Probably it is true that Jahlil Okafor won’t ever reclaim the promise that made him the third overall pick in the—holy shit, in the 2015 draft, it feels like it was a thousand years ago. Everyone’s been saying and writing it since then, and it’s truer now than ever: The sport as it is played in the NBA in 2017 tends to make plus-minus sinkholes out of centers with Okafor’s broad skillset, assuming they can even get on the court. He’s not much of a rim protector; he hasn’t shown the agility to switch on defense; he can’t pop out to the perimeter to shoot jumpers; he is not a particularly beastly rebounder. His game is catching the ball in the low post and scoring on his man, and that’s not really enough.
I’m happy for him anyway, now that the Sixers have unloaded him to the Nets. They had to throw in comprehensively useless wing Nik Stauskas and a second-round pick just to get back 30-year-old journeyman Trevor Booker and nothing else in return, a steep drop from when it seemed plausible they might score at least a respectable first-round pick in exchange for Okafor alone. That measures the currents in the sport, yes, and the resulting thin market for offense-only centers who can’t shoot threes, but it also measures just how badly the Sixers fucked Okafor.

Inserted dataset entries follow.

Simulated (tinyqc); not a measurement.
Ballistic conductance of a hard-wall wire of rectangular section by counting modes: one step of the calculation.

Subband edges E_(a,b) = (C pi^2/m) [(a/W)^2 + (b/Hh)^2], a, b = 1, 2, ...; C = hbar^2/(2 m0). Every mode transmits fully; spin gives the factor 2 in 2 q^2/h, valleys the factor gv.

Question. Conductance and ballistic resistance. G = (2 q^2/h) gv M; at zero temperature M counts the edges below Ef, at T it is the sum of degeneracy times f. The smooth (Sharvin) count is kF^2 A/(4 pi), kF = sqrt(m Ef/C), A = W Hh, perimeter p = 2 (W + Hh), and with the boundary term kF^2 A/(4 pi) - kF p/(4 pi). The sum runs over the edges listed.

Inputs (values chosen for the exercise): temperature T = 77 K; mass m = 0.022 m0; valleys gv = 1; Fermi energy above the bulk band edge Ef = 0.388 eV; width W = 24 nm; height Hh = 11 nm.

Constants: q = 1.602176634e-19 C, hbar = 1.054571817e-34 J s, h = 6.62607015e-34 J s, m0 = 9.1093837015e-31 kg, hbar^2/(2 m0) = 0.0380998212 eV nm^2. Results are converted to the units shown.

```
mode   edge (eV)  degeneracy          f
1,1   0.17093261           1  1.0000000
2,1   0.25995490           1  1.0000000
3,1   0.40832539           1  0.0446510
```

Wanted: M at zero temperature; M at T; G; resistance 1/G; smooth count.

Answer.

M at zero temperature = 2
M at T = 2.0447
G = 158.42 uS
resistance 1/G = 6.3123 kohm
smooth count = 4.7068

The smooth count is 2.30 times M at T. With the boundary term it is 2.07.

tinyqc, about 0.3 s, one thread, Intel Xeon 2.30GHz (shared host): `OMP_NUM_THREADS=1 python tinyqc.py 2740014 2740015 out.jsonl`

For all his limitations, Okafor came to Philadelphia as an extremely large and very young blue-chip talent with at least a handful of refined pre-existing basketball skills, credible big-time college basketball success (relative to the one-and-done era), and a strong enough reputation that he wouldn’t have dropped out of the top of the draft if the Sixers had passed on him. It was not then inconceivable that, in the big young beast who’d racked up accolades and honors while leading his Duke squad to a national championship as a freshman, the Sixers had landed, at the very least, someone who could fill in some of the gaps in his game and become the center on a decent NBA team someday. Cleveland’s Tristan Thompson entered the NBA with virtually no basketball skills, spent his first couple seasons getting his shot blocked more frequently than just about any other player in history, and had to learn to shoot with his whole other hand between his first and second season; he has become an indispensable rotation player on a Cavaliers team that has played in each of the past three Finals. Large young basketball doofuses can improve, a lot, is what I am saying.
But of course in 2015 nothing could be allowed to intrude upon the Sixers organization’s first priority—failing deliberately, for years on years, the better to optimize its chances of eventually drafting players whose careers it wouldn’t poison on purpose—and so Okafor spent a lost, injury-plagued, confused rookie season stranded on what’s almost certainly the worst NBA team I’ve ever seen, a 10-72 nightmare squad with no experienced old hands around to help make sense of it for the overwhelmed rookies, one that routinely scraped the collectively bargained salary floor in its mania for intentional incompetence. By his second season he was a dead-eyed short-timer: It had become clear to everyone that the team had no use for him beyond the space he could take up until Joel Embiid got healthy and swept him away, and in the meantime he could only fill that space effectively by not playing well, lest the team win some games and lose out on the best possible odds in the next draft. His function, for the Sixers, was to be too shitty to succeed. Which, in a very depressing way, means he succeeded, sorta. For his efforts he received banishment to the very end of the bench, now that the franchise has decided it’s time to try to win basketball games again. He has played 25 minutes this season.
The good news is, his reputation is so far in the tank that the Nets didn’t have to part with any part of their meager core of young talent to pull off the trade that brings him to Brooklyn. Which means he’ll join a spunky and even kinda fun-ish team, with fellow 2015 draft disappointment D’Angelo Russell and fun weird dudes like Caris LeVert and Spencer Dinwiddie and Allen Crabbe. They are not good. But they don’t own the rights to their own first-round pick in the next draft, and in the NBA’s perverse economy, that means they have no particular incentive to lose on purpose, so they’re competing instead.
Maybe they’ll have use for a seven-foot 21-year-old with a refined scoring game around the basket. Maybe Okafor will at least get to play some basketball, for a team that at least hopes he will do it well. Maybe he will become good; more probably he will suck; in any case, maybe he will get to be an actual NBA player, and not a sad, large, man-shaped unit of cryptocurrency, for the first time, at last. That would be cool.